Tennessean article: John Morgan testifies against Haslam’s college plan

Gov. Bill Haslam’s plan to overhaul Tennessee’s public college system easily cleared another legislative hurdle Tuesday, despite strong words from one of its harshest critics.
The bill won the support of the House Education Administration & Planning Committee on Tuesday after more than an hour of debate spurred on by the testimony of John Morgan, the former chancellor of the Tennessee Board of Regents college system.
Morgan has been outspoken in his critiques of Haslam’s plan, which would create independent governing boards for six universities overseen by the Board of Regents. Morgan resigned in January because he thought the plan was “unworkable,” and on Tuesday he elaborated on his problems with the bill.
Morgan called the move a “mistake” that would amp up competition between colleges that had been partners under the Board of Regents system. He said that competition would ultimately weaken colleges such as Tennessee State and Tennessee Tech universities.
“I don’t think this is a particularly good way of changing our higher education system in Tennessee,” Morgan told the lawmakers. He later added, “A generation from now, I think we’ll see a less effective higher education system than we have.”
The plan has broad support from Republican leadership in the General Assembly and several university presidents, but Rep. Craig Fitzhugh, D-Ripley, asked that the committee hear from Morgan before signing off on the bill. It appeared that Fitzhugh and Rep. Kevin Dunlap, D-Rock Island, were the only members of the 13-member House panel to vote against it on a voice vote.
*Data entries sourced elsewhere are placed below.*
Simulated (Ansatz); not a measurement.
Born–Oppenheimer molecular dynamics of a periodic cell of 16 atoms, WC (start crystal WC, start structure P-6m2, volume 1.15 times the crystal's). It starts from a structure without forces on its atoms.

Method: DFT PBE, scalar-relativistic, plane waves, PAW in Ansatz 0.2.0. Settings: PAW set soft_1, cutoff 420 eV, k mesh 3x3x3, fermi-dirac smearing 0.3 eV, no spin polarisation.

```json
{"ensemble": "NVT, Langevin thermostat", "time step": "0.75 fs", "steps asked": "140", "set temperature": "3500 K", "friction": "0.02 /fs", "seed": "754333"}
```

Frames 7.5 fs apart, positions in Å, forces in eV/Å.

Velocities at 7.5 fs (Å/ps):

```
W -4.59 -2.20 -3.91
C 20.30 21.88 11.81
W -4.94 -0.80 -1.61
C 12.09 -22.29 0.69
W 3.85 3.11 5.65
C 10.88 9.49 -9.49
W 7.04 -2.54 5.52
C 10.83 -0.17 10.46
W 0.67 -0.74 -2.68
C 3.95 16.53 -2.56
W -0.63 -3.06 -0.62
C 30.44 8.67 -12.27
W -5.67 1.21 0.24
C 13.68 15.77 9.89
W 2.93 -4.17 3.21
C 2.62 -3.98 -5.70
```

Morgan might not have changed any minds, but his testimony did generate conversation between lawmakers and state officials, mostly concerning the likelihood that Haslam’s plan would generate corrosive competition between universities.
He has said that if those six universities, which include Middle Tennessee State, Tennessee State and Austin Peay State, had their own boards, they’d be more likely to fight statewide initiatives that might threaten their individual enrollment or other goals.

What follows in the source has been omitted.